A roulette wheel has $n$ bullets, numbered $0, 1, \dots, n-1$. Each bullet $i$ has a misfire probability $p_i$, meaning if bullet $i$ is fired, it misfires with probability $p_i$ and fires successfully with probability $1 - p_i$.

The rules of the roulette game are as follows: a bullet is chosen uniformly at random from the $n$ bullets to start the game. In each round, one bullet is fired. If the bullet fires successfully, the game ends. Otherwise, the wheel rotates $d$ positions, and the game proceeds to the next round, where the next bullet to be fired is $(i+d) \bmod n$. Little X wants to know the expected number of rounds until the game ends.

Since bullets are produced in batches of $m$ with consistent quality, there exists a sequence $p'_i$ of length $m$ such that for the $n$ bullets in the wheel, $p_i = p_{i \bmod m}'$ ($i = 0, 1, \dots, n-1$).

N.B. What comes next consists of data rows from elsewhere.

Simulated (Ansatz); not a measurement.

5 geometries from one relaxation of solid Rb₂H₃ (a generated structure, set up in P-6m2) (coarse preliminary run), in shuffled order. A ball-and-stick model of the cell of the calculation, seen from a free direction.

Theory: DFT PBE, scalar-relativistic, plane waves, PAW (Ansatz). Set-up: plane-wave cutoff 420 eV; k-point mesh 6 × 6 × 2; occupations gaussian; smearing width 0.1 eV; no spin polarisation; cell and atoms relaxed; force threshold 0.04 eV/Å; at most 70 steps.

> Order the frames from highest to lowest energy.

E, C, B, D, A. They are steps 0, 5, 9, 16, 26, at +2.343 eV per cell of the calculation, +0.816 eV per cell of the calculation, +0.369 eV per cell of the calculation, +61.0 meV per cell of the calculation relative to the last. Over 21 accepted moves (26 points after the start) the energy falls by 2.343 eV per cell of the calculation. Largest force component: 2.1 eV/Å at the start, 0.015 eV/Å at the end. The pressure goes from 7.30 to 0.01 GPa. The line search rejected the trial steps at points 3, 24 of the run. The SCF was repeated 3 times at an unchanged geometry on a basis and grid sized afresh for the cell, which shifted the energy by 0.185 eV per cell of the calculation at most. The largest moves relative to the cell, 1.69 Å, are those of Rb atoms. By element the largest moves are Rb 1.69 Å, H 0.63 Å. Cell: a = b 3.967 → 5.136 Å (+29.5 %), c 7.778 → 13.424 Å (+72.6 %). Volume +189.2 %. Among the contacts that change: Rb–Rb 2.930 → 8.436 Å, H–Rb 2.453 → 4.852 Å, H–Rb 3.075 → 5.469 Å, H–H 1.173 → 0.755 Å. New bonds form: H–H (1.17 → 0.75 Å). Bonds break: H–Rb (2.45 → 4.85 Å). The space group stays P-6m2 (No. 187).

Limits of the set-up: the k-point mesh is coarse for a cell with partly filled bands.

To make the game more interesting, Little X has found $q$ special bullets, which he will use to replace some of the bullets in the wheel. Little X will formally describe this replacement process.

Each of Little X's special bullets can be represented as a tuple $(x, y)$, meaning this bullet replaces the bullet at position $x$ in the wheel, changing its misfire probability to $y$.

Each replacement operation is a set of tuples $S$ (it is guaranteed that all $x$ in the tuples $(x, y)$ within $S$ are distinct). For all $(x, y) \in S$, Little X replaces the bullet at position $x$ in the sequence, changing its misfire probability to $y$.

For a set of tuples $S$ (i.e., one replacement operation), let $f(S)$ be the expected number of rounds until the game ends using the bullets after the replacement.

Little X generates $q+t$ replacements as follows:

• The first $q$ replacements are generated as: the $i$-th replacement is $S_i = \{(x_i, y_i)\}$.
• The subsequent $t$ replacements are generated as: the $(q+j)$-th replacement is the result of merging two previously defined replacements that have not been selected before. Specifically, choosing the $a_j$-th and $b_j$-th replacements ($a_j, b_j < q+j$), the $(q+j)$-th replacement is $S_{q+j} = S_{a_j} \cup S_{b_j}$.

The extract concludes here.